I wonder how many times I've made similar proposals, and someone like FBM or some other atheists on this site insults me because of it?

The power goes up with the cube of that wind velocity

tricky but true.

In meteorolgy, if you double wind speed your actually also doubling the mass of the fluid passing any given point.

So then the mass of the air passng a point in a given time frame is a related rate and must also be expressed as a function of the velocity, and this explains the "cube" value given above, because Kinetic Energy is:

Ek = (1/2)mv^2

IN this special case;

m = f(v) = density air * v * time * area of turbine

m is mass of the horizontal tube of air orthogonal to the turbine.
Quantum_Conundrum
5 / 5 (4) Dec 19, 2010
However, his formula is true only for constant air pressure and constant air density.

He neglects the fact that air pressure and density decreases with altitude.
ubavontuba
2.4 / 5 (5) Dec 19, 2010
Can you say, "Aviation hazard."

If appied at large scales, I wonder, might it significantly disrupt the weather?
Quantum_Conundrum
2 / 5 (3) Dec 19, 2010
If appied at large scales, I wonder, might it significantly disrupt the weather?


Of course.

There's heat waste and entropy in any interaction, particularly those based in friction, which turbines are.

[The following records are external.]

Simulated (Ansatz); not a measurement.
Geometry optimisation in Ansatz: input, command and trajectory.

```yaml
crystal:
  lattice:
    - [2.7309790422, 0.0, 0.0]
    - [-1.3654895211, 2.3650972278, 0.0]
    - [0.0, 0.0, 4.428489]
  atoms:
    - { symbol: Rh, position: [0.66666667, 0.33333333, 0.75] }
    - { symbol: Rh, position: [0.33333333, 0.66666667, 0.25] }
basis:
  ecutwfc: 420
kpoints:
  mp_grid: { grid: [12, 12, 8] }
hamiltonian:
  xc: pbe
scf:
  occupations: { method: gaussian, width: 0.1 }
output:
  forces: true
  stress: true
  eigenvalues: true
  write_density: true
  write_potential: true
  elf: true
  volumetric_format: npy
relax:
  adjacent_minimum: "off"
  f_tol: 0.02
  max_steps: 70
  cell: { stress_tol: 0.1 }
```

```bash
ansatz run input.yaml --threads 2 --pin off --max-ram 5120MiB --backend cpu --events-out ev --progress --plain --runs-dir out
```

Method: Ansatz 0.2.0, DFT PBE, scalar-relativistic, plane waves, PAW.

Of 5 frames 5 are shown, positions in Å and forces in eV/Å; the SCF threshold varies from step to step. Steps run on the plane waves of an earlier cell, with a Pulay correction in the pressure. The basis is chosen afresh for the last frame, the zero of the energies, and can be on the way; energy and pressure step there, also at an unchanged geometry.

Just look at the buildings of a city, for example. they test building designs in wind tunels and shake tables to find out how they influence the environmental wind, and how they behave in a storm or quake, and how turbulence is produced by wind interactions. You also have urban heat islands, etc.

The same sort of issues would arise from a large enough, tall enough, and dense enough wind turbine farm or solar panel farm.

The Red Wood forests in California are large enough to alter local climate, because each tree absorbs thousands of gallons of water from the air every day.

Still, turbines and solar panels are a lot cleaner than coal or oil/gasoline power.
solar2030
Dec 19, 2010
This comment has been removed by a moderator.
Lord_jag
5 / 5 (5) Dec 19, 2010
I wonder how many times I've made similar proposals, and someone like FBM or some other atheists on this site insults me because of it?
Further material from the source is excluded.